My dad was a proud man and didn’t want people to see him when he was wasting away, but Janey went against his wishes and invited old friends over to say their final goodbyes. Although he didn’t want to admit it my dad cherished every visit.

I really had not appreciated what my stepmother had done before, but looking back I realize how much she did for my dad. She kept him alive as long as she could, almost single-handedly.

Today Janey is doing well and still taking care of me, just as well as she took care of me and my dad when he was sick. Before my dad passed-on he told Janey that she would have to be my father figure, and though she isn’t my dad, she is the next best thing. She jokes around with me about it. Even though I live mostly with my Mom, I still get to see Janey once a week and she has helped me immensely in getting through this and I think I help her, too. She says I remind her of Dad, and spending time with me and cooking dinner for me helps her remember.

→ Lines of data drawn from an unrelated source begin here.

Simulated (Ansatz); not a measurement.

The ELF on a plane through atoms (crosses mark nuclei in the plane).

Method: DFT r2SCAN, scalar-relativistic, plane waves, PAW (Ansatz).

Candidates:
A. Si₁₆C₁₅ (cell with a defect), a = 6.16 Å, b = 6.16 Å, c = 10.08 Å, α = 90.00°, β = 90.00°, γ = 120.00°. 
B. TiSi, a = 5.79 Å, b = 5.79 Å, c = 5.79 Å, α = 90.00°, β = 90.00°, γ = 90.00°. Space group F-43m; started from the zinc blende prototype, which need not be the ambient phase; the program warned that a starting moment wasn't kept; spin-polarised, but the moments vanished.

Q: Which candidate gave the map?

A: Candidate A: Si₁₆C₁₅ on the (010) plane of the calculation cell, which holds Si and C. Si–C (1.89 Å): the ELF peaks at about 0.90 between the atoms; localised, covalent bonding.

I believe that inner strength emerges when times are desperate. I believe people sometimes refuse to give up, and they help others no matter the personal cost. My stepmother proved that to me.

Jake Hovenden lives in Fairbanks, Alaska, where he enjoys snowboarding in the winter and ultimate Frisbee during the 24-hours of daylight in the summer. His stepmother helped inspire Hovenden’s interest in forensics, which he’s considering as a career.